The New York Spring auctions ended earlier this evening with a modest sale at Phillips that saw the house bring in $97.1 million, a relatively small sum compared to those seen at the other houses earlier in the week but strong enough for the perpetual third placer (overall estimates had the night bringing in a total of $96.1 million to 138.3 million, without premium) and bolstered by more lots than usual, as well as Francis Bacon’s Seated Woman (1961), which sold for $28.1 million, with premium.
That lot was cause for more excitement than just its price. It received just one bid for $25 million and right at the moment it did a specialist in the phone bank fainted. (She was not the specialist who took the bid.) Auctioneer Alexander Gilkes put the auction on hold and asked if there was a doctor in the house. The woman was eventually escorted to an ambulance.

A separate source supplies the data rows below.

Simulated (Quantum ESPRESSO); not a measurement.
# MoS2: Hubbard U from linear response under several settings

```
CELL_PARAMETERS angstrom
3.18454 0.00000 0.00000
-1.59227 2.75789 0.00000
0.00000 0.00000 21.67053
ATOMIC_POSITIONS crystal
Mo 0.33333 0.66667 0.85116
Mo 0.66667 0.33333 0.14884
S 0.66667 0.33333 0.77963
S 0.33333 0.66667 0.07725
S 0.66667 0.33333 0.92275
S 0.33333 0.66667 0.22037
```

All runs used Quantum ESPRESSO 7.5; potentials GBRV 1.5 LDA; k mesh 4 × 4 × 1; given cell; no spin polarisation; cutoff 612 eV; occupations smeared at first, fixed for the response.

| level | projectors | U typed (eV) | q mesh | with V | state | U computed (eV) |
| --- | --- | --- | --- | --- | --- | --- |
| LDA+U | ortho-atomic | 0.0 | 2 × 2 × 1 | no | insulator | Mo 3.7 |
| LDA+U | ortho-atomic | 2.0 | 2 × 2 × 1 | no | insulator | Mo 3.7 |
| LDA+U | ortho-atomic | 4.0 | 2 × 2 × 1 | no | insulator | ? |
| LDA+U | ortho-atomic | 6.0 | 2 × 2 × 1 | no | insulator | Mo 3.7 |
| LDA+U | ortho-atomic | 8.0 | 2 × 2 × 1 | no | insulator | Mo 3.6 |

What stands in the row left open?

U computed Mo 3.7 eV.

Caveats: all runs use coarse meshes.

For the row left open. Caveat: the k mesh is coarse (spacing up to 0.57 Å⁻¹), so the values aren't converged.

At the press conference after the auction Phillips CEO Ed Dolman said the woman was fine, she had simply experienced the “same drop in blood pressure” he did when the bid came in, only more severely because she is pregnant.
The auction was destined to be overshadowed by Christie’s and Sotheby’s, its sell-through rate remained solid, with 56 of the 70 lots offered finding buyers. Some even went over estimate, among them a severe James Lee Byars sculpture of piled basalt bricks, The Figure of Death (1985), which sold to dealer Brett Shaheen for a hammer price of $630,000 over a high estimate of $500,000.
“It’s an extraordinary work by an under-appreciated artist,” said Shaheen, who bought it for a private American collector. “Works like this of Byars’ don’t come to market very often.”
That piece set a new record for Byars, and the evening also saw new records for Fred Sandback, and Günther Förg. A gold Rudolf Stingel from 2012 sold for for $4,757,000, which happened to be the exact price of the record achieved last night for the artist at Christie’s for another shiny piece, this one from 1993.
At the press conference, Dolman said some had worried that the Phillips sale would “seem modest compared to some of the other sales we’ve been dealing with this week,” but added that the night was one of the best Phillips New York had seen in some time. (True enough: the May 2012 sale garnered $87 million, the November 2014 sales just $52 million and though last year’s May sale totaled $114, much of that was due to the sale of a $56 million Mark Rothko.)
Still, dealers were generally reticent to comment on the evening’s results, though London dealer Inigo Philbrick said that he thought house needed “more senior staffers.”
“Selling art is a based entirely on relationships,” he said. “They just don’t have enough people with enough of a track record.”
All the same, he’d bought a Rudolf Stingel from 1996, for near its high estimate, at a hammer price of $1.4 million.
The New York auctions resume this November.
Correction: an earlier version of this post a few hours prior erroneously said the evening had no artist records.